Christian Bale Claims His Pay For American Psycho Was Less Than The Film's Make-Up Artists

Christian Bale has always had an unnervingly focused commitment to his craft and it's often helped him as much behind the scenes as it has on-screen. Back when he was still a struggling actor, he had to take his commitment to frankly unbelievable levels in order to get cast (and then recast) in "American Psycho."

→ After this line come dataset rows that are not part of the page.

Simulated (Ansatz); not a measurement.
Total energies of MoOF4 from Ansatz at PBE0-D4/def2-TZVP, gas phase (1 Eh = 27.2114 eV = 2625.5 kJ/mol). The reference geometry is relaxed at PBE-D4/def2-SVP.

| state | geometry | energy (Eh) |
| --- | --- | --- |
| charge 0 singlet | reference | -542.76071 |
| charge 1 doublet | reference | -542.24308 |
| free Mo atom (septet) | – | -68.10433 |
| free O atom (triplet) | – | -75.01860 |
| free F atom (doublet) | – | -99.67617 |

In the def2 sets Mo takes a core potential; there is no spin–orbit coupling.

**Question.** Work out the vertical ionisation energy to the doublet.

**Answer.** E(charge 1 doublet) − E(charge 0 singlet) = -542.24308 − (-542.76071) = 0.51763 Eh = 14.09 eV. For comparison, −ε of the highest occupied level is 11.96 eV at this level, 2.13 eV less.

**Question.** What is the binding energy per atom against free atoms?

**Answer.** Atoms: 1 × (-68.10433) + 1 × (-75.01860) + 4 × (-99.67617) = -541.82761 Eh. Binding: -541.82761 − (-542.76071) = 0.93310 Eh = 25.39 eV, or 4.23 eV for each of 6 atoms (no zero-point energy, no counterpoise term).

The 2000 adaptation of Brett Easton Ellis' controversial 1991 novel had been through a shaky development process. Mary Harron was hired to direct after submitting her script, which itself had to beat out multiple other screenplays, including a version by Ellis. The Canadian filmmaker then lobbied hard to get Bale cast as Patrick Bateman, the psychotic, murderous yuppie lead. As Bale recalled in GQ's character breakdown video series, "She really put herself on the line [...] she just said, 'No, I want Christian' even though all the financiers were saying we're going to give you no money."

After a stage reading in New York with Bale, Harron, and Ellis himself, both the director and Bale were removed from the project. But Harron's lead, applying some of that singular commitment, simply refused to listen, and continued to prepare for the role despite other actors and directors being approached and in some cases hired. Leonardo DiCaprio was one such actor, who ended up turning down "American Psycho." Once producer Ed Pressman and Lions Gate had cycled through multiple directors and leads, according to Bale, they simply said "Let's call that crazy guy who keeps telling everyone he can play the lead." Of course, the financiers weren't too enthused with casting a relative no-name actor at the time and made their feelings clear in the salary they offered Bale.

'Nobody wanted me to do it'

Speaking to GQ, Bale explained how he was paid an embarrassingly low sum for the part. In fact, it was the absolute legal minimum Lions Gate could get away with paying him. As the actor recalled, "I remember one time sitting in the makeup trailer and the makeup artists were laughing at me because I was getting paid less than any of them."

After losing out on some of the biggest stars of the day — DiCaprio, Brad Pitt, and Johnny Depp were all connected to the project at various points — the financiers seemingly didn't think Bale was worth all that much. It's true that, at the time, he had little to no recognition among the public, with arguably his biggest role thus far being as a child actor in Steven Spielberg's "Empire of the Sun." As such, according to Bale, "Nobody wanted me to do it except the director. So they said they would only make it if they could pay me that amount."

Luckily, "American Psycho" would prove to be Bale's breakout role, with the actor garnering widespread praise for his darkly humorous take on Bateman. He was seemingly the only one who shared Harron's view of the infamous psychopath as a kind of blank, vacuous vortex of humanity. Bateman wasn't a person, he was a collection of received ideas and quotes pilfered from 1980s yuppie and commercial culture, and was so outrageously over the top that the absurdity couldn't help but play as funny. 

Bale's recognition of that inherent humor clearly wasn't enough to interest the film's financial backers in paying him a fair wage or even hiring him at all. But just like the novel and movie, that's just yet another searing indictment of the American psychos of the financial world.